Up until now I’ve been testing the door opener using a pigtail off the 5V line on the FTDI cable – the board has a LM317T regulator setup to output the 3.3V that the ESP8266 requires. The installation point for this board is a 12V output from the garage door controller. Those of you with a bit more experience with voltage regulators would realise where this is going… I plugged the board in to a 12V supply and noticed that the regulator was getting really hot.
On my lunch break today, I made my way to Jaycar to grab a heatsink. I was thinking about the little clip on ones, which I looked up on the website while I was on the tram, and I came across “thermal resistance” in the specs.
I had no idea what this was, but I knew that it was probably an interesting specification to look up. After googling it, I discovered it is a measure of how many degrees the heatsink will heat up per watt it is dissipating. Some more googling and I found this page around heatsinking the LM317T, which had all the magic formulas that I needed.
So, the power dissipation is:
P = (Vin – Vout) * I
I had two parts of that equation: Vin = 12V input, and Vout = 3.3V, so I needed to work out the power draw of the ESP8266.
I found these (anecdotal) results, which sounded reasonable. So taking the peak current of 320mA, the power is:
P = (12 – 3.3) * 0.32
P = 2.784W
Apparently, the maximum Thermal Resistance the regulator can tolerate is calculated by:
T(rmax) = (60 – roomtemp) / P
So, let’s make roomtemp = 20 (Yes, I’m in Australia, but I’m also in Melbourne, so that is a good average), giving us:
T(rmax) = (60 – 20) / 2.784
T(rmax) = 14.37 C/W
The little clip on heatsinks have a thermal resistance of 30 C/W, which is double what we need.

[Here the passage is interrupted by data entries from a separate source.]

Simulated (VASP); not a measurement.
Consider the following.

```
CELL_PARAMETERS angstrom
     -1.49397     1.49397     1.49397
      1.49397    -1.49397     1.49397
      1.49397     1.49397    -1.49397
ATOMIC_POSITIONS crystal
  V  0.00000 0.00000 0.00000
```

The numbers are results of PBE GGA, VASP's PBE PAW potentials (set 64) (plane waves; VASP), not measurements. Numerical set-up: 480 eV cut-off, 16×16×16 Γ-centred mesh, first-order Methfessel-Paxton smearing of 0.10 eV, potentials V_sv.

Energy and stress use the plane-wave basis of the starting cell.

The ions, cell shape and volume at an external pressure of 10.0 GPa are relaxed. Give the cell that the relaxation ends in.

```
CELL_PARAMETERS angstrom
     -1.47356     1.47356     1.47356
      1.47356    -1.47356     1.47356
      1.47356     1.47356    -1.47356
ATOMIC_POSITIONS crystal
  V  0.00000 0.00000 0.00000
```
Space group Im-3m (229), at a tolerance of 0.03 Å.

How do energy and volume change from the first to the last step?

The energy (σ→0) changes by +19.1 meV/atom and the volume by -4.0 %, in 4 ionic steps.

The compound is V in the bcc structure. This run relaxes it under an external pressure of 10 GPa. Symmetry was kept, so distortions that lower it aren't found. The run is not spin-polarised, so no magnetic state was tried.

By this stage I had arrived at the store, so went to the heatsink section to see what they had. They had this guy, which has a thermal resistance of 12 C/W. Perfect! It was quite large though, and I knew they board was tight, so I had to be a little creative in fitting it.
Don’t judge me.
I’m a little annoyed that it doesn’t sit on the board properly, but I couldn’t stand it up, as there was limited room above the board, so it was the best I could do without redesigning an new board.